Category   Desserts - Breads
Sub Category   None
Servings   2 loaves
Preptime   2 hrs, 30 min

Ingredients
3 medium white potatoes, cubed
2c. warm (110 degrees F) water or potato water
2 Tbsp shortening
2 1/2 tsp or 1 packet (1/4 oz) active dry yeast
2 Tbsp sugar
1 Tbsp salt
6 1/2c. bread flour
egg white, lightly beaten (optional)
 

Instructions
1. Put cubed potatoes in large pot with 2 1/2 c. water. Bring to a boil and reduce heat to a simmer for 15 minutes or until potatoes break apart when stuck with a fork.  Drain potatoes, reserving 2c. potato water.  Mash potatoes with a fork and put in a large bowl.  Add potato water to bowl, if not 2c add more water until you have 2c. Add shortening and stir until dissolved.  Set aside until lukewarm.
2. Stir in yeast, sugar, and salt. Mix in flour. Turn out dough onto a board and mix for 8 minutes, breaking up any clumps of potato with fingers. Put dough in a greased bowl and turn over in bowl so top is greased.  Cover with a clean towel and let rise for 1 hr in a warm draft-free place.

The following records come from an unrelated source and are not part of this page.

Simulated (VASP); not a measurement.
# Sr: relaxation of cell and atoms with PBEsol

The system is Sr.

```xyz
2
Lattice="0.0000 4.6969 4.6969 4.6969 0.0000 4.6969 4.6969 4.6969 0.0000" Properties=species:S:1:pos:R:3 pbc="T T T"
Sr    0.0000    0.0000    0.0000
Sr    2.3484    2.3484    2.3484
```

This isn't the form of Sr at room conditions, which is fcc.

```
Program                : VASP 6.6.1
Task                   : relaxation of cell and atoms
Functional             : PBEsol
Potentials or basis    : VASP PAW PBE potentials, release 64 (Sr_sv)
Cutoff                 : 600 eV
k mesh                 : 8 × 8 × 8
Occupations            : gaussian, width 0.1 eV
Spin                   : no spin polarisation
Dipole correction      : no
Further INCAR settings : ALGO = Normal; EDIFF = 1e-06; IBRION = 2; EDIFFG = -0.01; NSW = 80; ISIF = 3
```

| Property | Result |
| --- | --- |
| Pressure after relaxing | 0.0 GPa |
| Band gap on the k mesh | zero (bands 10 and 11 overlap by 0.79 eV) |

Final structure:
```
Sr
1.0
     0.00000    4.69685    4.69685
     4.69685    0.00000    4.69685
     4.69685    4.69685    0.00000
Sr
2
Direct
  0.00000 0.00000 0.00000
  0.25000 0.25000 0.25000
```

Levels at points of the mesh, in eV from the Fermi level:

3. Punch down. Turn dough out onto lightly floured board and knead out bubbles for 5 minutes. Divide dough in half. Form each half into a loaf. Set each loaf onto a baking sheet. Cover and let rise for 30-40 minutes, or until double in bulk.
4. Uncover and brush on egg white for a glossy look (optional). Bake at 375 degrees F for 45 minutes or until bread sounds hollow when tapped on. Let bread cool on rack. Serve warm or cold.